HasnainRaz / FC-DenseNet-TensorFlow

Fully Convolutional DenseNet (A.K.A 100 layer tiramisu) for semantic segmentation of images implemented in TensorFlow.
MIT License
123 stars 41 forks source link

Infer fail due to model shape not match #13

Closed shouyinz closed 5 years ago

shouyinz commented 5 years ago

I'm trying to run train & infer. However I encounter error while infer

InvalidArgumentError (see above for traceback): Assign requires shapes of both tensors to match. lhs shape= [1,1,48,2] rhs shape= [1,1,80,2]
     [[Node: save/Assign_87 = Assign[T=DT_FLOAT, _class=["loc:@prediction/last_conv1x1/kernel"], use_locking=true, validate_shape=true, _device="/job:localhost/replica:0/task:0/device:CPU:0"](prediction/last_conv1x1/kernel, save/RestoreV2_87)]]

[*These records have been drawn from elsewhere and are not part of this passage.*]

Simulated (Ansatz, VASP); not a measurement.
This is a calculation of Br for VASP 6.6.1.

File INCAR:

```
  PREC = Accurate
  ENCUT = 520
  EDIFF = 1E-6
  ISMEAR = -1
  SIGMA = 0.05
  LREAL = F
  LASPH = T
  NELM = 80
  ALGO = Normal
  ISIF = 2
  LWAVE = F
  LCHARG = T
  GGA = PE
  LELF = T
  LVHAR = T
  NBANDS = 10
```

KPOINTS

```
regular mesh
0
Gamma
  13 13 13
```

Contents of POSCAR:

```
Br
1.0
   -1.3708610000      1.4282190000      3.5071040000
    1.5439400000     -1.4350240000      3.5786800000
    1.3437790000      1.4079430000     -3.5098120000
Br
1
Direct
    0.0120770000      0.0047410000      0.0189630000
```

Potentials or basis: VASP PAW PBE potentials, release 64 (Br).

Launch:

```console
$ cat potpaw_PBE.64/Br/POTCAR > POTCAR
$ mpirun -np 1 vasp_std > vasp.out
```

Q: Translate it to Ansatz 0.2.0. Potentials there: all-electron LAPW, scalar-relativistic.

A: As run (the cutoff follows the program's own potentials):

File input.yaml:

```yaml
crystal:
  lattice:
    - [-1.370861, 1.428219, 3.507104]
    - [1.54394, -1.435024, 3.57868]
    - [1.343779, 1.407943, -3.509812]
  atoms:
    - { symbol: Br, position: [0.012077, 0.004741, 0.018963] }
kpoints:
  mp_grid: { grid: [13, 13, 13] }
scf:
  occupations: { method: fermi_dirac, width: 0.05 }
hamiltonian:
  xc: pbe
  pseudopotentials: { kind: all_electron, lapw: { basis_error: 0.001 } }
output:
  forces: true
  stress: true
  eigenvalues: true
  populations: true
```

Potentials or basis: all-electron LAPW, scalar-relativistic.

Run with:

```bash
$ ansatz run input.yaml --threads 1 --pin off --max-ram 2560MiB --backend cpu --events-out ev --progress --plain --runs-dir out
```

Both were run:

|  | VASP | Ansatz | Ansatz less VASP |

Could you provide some advise, Thanks

HasnainRaz commented 5 years ago

Can you share the complete error?

shouyinz commented 5 years ago
('First Convolution Out: ', TensorShape([Dimension(None), Dimension(256), Dimension(256), Dimension(48)]))
('Downsample Out:', TensorShape([Dimension(None), Dimension(128), Dimension(128), Dimension(80)]))
('Downsample Out:', TensorShape([Dimension(None), Dimension(64), Dimension(64), Dimension(128)]))
('Bottleneck Block: ', TensorShape([Dimension(None), Dimension(64), Dimension(64), Dimension(48)]))
('Upsample after concat: ', TensorShape([Dimension(None), Dimension(128), Dimension(128), Dimension(176)]))
('Upsample after concat: ', TensorShape([Dimension(None), Dimension(256), Dimension(256), Dimension(128)]))
('Mask Prediction: ', TensorShape([Dimension(None), Dimension(256), Dimension(256), Dimension(2)]))
2018-11-16 10:14:58.673542: I tensorflow/core/platform/cpu_feature_guard.cc:141] Your CPU supports instructions that this TensorFlow binary was not compiled to use: AVX2 FMA
Traceback (most recent call last):
  File "main.py", line 44, in <module>
    main()
  File "main.py", line 40, in main
    tiramisu.infer(FLAGS.infer_data, FLAGS.batch_size, FLAGS.ckpt, FLAGS.output_folder)
  File "/Users/justin.tsai/Projects/FC-DenseNet-TensorFlow/model.py", line 378, in infer
    saver.restore(sess, ckpt.model_checkpoint_path)
  File "/usr/local/lib/python2.7/site-packages/tensorflow/python/training/saver.py", line 1582, in restore
    err, "a mismatch between the current graph and the graph")
tensorflow.python.framework.errors_impl.InvalidArgumentError: Restoring from checkpoint failed. This is most likely due to a mismatch between the current graph and the graph from the checkpoint. Please ensure that you have not altered the graph expected based on the checkpoint. Original error:

Assign requires shapes of both tensors to match. lhs shape= [1,1,48,2] rhs shape= [1,1,80,2]
     [[node save/Assign_87 (defined at /Users/justin.tsai/Projects/FC-DenseNet-TensorFlow/model.py:375)  = Assign[T=DT_FLOAT, _class=["loc:@prediction/last_conv1x1/kernel"], use_locking=true, validate_shape=true, _device="/job:localhost/replica:0/task:0/device:CPU:0"](prediction/last_conv1x1/kernel, save/RestoreV2:87)]]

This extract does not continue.